For pairwise correlations, "complete.obs" and "pairwise.complete.obs" produce identical results. The difference matters when computing correlation matrices, which we’ll cover shortly.
Statistical Testing with cor.test()
Knowing that two variables correlate at 0.87 is useful, but is it statistically significant? The cor.test() function provides hypothesis testing:
# Full statistical test
result <- cor.test(mtcars$wt, mtcars$mpg)
print(result)
Pearson's product-moment correlation
data: mtcars$wt and mtcars$mpg
t = -9.559, df = 30, p-value = 1.294e-10
alternative hypothesis: true correlation is not equal to 0
95 percent confidence interval:
-0.9338264 -0.7440872
sample estimates:
cor
-0.8676594
This output tells you everything you need:
- t-statistic: -9.559, the test statistic
- df: 30 degrees of freedom (n - 2)
- p-value: 1.294e-10, extremely significant
- 95% CI: The true correlation likely falls between -0.93 and -0.74
- cor: The point estimate, -0.868
The result is an object you can extract from programmatically:
# Extract specific values
result$estimate # correlation coefficient
result$p.value # p-value
result$conf.int # confidence interval
result$statistic # t-statistic
cor
-0.8676594
[1] 1.293959e-10
[1] -0.9338264 -0.7440872
attr(,"conf.level")
[1] 0.95
t
-9.559044
This extraction is essential when you’re running correlations in loops or building automated reports.

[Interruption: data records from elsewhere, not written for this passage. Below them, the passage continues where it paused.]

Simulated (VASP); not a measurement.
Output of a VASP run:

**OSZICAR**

Correlation Matrices for Multiple Variables
When analyzing datasets with many variables, you’ll want to see all pairwise correlations at once:
# Select numeric columns of interest
vars <- mtcars[, c("mpg", "hp", "wt", "qsec")]
# Compute correlation matrix
cor_matrix <- cor(vars)
print(cor_matrix)
mpg hp wt qsec
mpg 1.0000000 -0.7761684 -0.8676594 0.4186840
hp -0.7761684 1.0000000 0.6587479 -0.7082234
wt -0.8676594 0.6587479 1.0000000 -0.1747159
qsec 0.4186840 -0.7082234 -0.1747159 1.0000000
The diagonal is always 1 (a variable correlates perfectly with itself). The matrix is symmetric—the correlation between mpg and hp equals the correlation between hp and mpg.
For cleaner output, round the values:
round(cor_matrix, 2)
mpg hp wt qsec
mpg 1.00 -0.78 -0.87 0.42
hp -0.78 1.00 0.66 -0.71
wt -0.87 0.66 1.00 -0.17
qsec 0.42 -0.71 -0.17 1.00
With missing data in your matrix, the use parameter becomes critical:
# Pairwise deletion: maximizes data usage per correlation
cor(vars, use = "pairwise.complete.obs")
# Listwise deletion: uses only complete cases across ALL variables
cor(vars, use = "complete.obs")
Pairwise deletion uses more data but can produce correlation matrices that aren’t positive semi-definite (a mathematical property some downstream analyses require). Listwise deletion is more conservative but consistent.
Visualizing Correlations
Numbers tell part of the story. Visualization reveals patterns, outliers, and non-linearity that correlation coefficients hide.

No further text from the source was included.